Problem Description
Given a string text, find the number of distinct non-empty substrings that can be written as a concatenation of a string with itself (i.e. as a + a). For example, if a substring is "abcabc", it is valid because it is formed by "abc" concatenated with "abc". The task is to count each distinct valid substring only once.
Key Insights
- Only even-length substrings can form an echo substring because they need to be split into two equal halves.
- Using a brute force approach (checking all even-length substrings) can be inefficient. A rolling hash is an effective way to quickly compute and compare hash values of substring halves.
- Precomputing hash values and appropriate power values enables constant-time comparisons for any substring.

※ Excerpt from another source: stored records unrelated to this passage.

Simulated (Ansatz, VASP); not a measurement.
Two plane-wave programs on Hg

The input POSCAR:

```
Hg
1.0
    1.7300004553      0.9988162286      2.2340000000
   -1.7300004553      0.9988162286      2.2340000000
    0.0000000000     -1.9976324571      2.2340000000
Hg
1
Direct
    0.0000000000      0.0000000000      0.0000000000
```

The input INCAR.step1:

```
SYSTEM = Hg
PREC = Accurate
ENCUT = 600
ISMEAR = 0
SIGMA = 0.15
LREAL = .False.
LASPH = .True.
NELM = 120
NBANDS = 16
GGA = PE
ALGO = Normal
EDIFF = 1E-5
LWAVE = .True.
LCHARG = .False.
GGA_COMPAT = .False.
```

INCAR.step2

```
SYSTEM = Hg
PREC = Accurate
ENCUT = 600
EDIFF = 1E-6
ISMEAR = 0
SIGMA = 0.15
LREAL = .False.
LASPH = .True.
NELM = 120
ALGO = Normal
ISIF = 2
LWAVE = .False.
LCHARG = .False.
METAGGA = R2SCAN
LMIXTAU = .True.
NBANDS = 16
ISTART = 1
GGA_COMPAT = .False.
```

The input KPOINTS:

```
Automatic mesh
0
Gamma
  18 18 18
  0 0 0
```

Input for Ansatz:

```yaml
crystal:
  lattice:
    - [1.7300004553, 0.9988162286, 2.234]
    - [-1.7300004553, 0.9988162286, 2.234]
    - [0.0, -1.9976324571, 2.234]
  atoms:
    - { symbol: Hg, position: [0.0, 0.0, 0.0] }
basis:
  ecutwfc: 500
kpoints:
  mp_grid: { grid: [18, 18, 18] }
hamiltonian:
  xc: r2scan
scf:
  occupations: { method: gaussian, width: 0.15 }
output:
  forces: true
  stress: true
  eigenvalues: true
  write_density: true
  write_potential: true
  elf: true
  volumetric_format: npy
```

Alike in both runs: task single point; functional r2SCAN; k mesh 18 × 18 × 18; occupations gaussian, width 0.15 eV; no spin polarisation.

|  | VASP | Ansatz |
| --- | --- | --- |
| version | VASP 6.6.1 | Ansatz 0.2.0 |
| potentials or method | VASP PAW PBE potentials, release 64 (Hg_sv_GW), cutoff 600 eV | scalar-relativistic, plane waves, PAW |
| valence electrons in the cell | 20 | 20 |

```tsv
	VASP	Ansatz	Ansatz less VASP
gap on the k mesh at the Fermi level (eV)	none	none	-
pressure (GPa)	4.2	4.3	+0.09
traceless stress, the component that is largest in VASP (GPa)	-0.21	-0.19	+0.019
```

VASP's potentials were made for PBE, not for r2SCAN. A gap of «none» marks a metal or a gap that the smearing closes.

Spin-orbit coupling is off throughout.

- Store valid echo substrings (or a hash representation along with their length) in a set to ensure uniqueness.
Space and Time Complexity
Time Complexity: O(n^2) – We iterate over all even-length substrings. Space Complexity: O(n^2) in the worst case due to the hash set storage, plus O(n) for auxiliary arrays.
Solution
Our approach uses rolling hash to compare two halves of every even-length substring in constant time. We start by precomputing a prefix hash array and a power array based on a chosen base (26, for lowercase letters) and modulus (10^9 + 7) to minimize collisions. Then, for every possible even-length substring, we compute the hash of the first half and the hash of the second half. If they are equal, the substring is valid and is added (using a tuple of the hash of the entire substring and its length for uniqueness) to a set. Finally, we return the size of this set.